Kamarudeen Ogundele, Abuja
The Supreme Court has dismissed the application of the All Progressives Congress seeking to review the judgement on the Zamfara governorship election and others.
The apex court said the application was a gross abuse of court, frivolous and grossly vexatious.
It awarded N2m cost against the APC to be paid to the respondents.
The apex court had in a judgement delivered in May 2019 nullified the victory of the APC in the Zamfara governorship, national and state assemblies elections for not conducting valid primaries in the state.
It ordered the Independent National Electoral Commission to issue the Certificate of Return to the candidates of the political party with the next highest votes in the elections.
Consequently, the Peoples Democratic Party’s candidate, Bello Matawalle, was sworn in as governor with the positions in the national and state assemblies filled by the PDP’s candidates.
Reading the lead judgement, Justice John Okoro said by Order 8 Rule 16 of the Supreme Court, the apex court lacked the jurisdiction to review its own judgement.
The court agreed with the counsel to the 1-140 Respondents, Mike Ozekhome (SAN), that it could not review its judgement once delivered except to correct clerical errors, slips or to give effects to its judgement.
The judge ruled, “The rules are clear that the court shall not review any judgement. The first and constant duty of the court in interpreting statute is to give regard to the statute.
“There is total prohibition to review judgement. The operative words are ‘shall not.’

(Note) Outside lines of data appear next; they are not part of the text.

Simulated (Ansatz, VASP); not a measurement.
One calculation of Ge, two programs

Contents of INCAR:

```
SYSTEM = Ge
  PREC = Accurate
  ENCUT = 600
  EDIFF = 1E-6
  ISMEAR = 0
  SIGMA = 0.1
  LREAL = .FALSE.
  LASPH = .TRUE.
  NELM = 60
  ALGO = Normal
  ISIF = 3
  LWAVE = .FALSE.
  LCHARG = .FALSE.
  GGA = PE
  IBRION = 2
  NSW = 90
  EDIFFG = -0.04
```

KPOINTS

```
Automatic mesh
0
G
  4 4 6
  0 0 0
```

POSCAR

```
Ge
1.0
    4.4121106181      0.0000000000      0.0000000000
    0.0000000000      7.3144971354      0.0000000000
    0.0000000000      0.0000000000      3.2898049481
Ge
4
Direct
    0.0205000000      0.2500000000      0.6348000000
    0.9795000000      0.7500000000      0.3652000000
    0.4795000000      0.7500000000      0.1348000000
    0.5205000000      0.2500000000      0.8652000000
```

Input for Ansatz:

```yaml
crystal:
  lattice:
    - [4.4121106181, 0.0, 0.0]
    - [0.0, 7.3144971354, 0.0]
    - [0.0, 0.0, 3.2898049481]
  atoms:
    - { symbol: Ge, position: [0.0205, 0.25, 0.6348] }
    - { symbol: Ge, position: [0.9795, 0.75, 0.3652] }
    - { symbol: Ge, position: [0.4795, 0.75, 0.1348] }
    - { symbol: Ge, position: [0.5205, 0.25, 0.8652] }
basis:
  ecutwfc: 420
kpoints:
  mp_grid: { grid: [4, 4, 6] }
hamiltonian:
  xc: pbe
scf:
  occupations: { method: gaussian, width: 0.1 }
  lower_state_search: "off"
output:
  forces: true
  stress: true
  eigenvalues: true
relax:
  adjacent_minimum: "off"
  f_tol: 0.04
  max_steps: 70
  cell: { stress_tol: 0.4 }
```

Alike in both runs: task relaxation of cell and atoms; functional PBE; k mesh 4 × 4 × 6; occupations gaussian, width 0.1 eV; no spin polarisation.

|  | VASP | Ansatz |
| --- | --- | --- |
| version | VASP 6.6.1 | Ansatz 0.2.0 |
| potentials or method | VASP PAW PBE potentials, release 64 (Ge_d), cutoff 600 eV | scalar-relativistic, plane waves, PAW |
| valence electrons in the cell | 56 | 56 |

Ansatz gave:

“Our forbearers didn’t leave anyone in doubt that our judgements, once delivered, cannot be reviewed. It is trite law that the word ‘shall’ is a command and mandatory. When the word ‘not’ is added, it means must never be done. The Supreme Court has no jurisdiction to set aside its judgement.
“It is crystal clear that the court has no jurisdiction to entertain the prayers as sought in this application.
“It is a gross abuse of court processes, frivolous, vexatious and violates Order 8 Rule 16. The application is dismissed.”
The apex court advised political parties to respect the constitution, the Electoral Act and their own constitutions.
It warned that the hammer of the court would continue to fall on erring political party, no matter whose is ox was gored.
But in a dissenting judgement, Justice C.C Nweze said there were precedent cases where the Supreme Court reversed itself in the interest of justice.
He queried the decision to declare the PDP’s candidates as beneficiaries of the APC’s intra-party affairs when they were not parties to the suit.
He said, “They were not parties to the suit in which the consequential order was made. All the parties in the matter were all in APC.
“They (the PDP candidates) should have sought the leave of the court to join as parties. Therefore the beneficiaries of an order must have been parties to the suit.
“This court can’t be a Father Christmas to award reliefs not sought as done in APC vs Marafa,” he said.
The APC had through its lawyer, Robert Clarke (SAN), sought an order setting aside the consequential order made in the May judgement.
It also sought an order for a fresh primary and election to be conducted by the INEC and for any order the court may deem fit.